Once again an all-powerful committee chairman has thwarted the will of Nevada’s lawmakers by single-handedly tabling a resolution.
This week the chairman of the Legislative Committee on Public Lands, Assemblyman Paul Aizley, D-Las Vegas, essentially locked in his desk a resolution that would ask Congress to release some the 87 percent of the state land controlled by the federal government.
The resolution was put forward by a task force set up Assembly Bill 227 in the 2013 Legislature. The bill passed unanimously in the Senate, but in the Assembly Aizely was one of the 18 Democrats who voted against it. All Republicans supported it.
Aizley told the Elko newspaper that he receives more emails from constituents asking him not to support a public land transfer than any other issue and he believed the general population didn’t have an opportunity to participate in the discussion.

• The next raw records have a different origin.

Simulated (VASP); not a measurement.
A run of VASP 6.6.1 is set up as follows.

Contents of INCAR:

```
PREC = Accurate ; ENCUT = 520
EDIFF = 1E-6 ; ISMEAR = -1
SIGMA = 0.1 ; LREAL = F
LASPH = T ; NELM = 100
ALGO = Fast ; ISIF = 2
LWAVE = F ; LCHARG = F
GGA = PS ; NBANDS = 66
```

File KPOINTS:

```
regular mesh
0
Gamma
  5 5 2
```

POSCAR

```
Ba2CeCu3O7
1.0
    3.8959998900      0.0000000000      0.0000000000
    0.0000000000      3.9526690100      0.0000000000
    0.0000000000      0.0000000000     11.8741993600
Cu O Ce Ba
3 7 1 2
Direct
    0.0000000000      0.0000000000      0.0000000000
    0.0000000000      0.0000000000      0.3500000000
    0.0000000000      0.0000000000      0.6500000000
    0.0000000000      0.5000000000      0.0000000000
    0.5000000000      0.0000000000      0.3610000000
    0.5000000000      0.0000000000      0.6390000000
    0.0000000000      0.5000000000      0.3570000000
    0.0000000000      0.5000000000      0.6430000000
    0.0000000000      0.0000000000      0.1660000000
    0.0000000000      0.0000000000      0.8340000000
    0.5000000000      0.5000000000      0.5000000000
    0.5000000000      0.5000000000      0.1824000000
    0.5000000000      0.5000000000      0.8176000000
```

Aizley told the Las Vegas newspaper he was concerned that the transfer of federal employees to state service and the costs of fire suppression would cost the state $57 million a year.
“We don’t have $57 million to do that,” he said. “Those are two that are fairly persuasive to me.”
State Sen. Pete Goicoechea, R-Eureka, countered that the initial transfer would be only a small portion of the land and that the state could actually make money from the transfer. Also, he said that with proper management fire costs could be zero.
Goicoechea plans to make the the resolution one of his bill draft requests.
Aizley appears to have fallen for the same logic trap as the Western Center for Priorities, which put out a study claiming states can’t afford the firefighting cost. Neither notes that those costs are due largely to mismanagement of fuels control.
The federal government would not have to spend so much on fire suppression if it properly managed the land in the first place, allowing grazing, logging, cutting fire breaks and letting small fires burn and reduce the fuel that causes the huge blazes. States and private land owners would be more likely to protect the forests and prairies and the wildlife there.
It is time to change the rules at the Legislature so that a single panel chairman can’t basically veto a bill that the majority of both houses approved.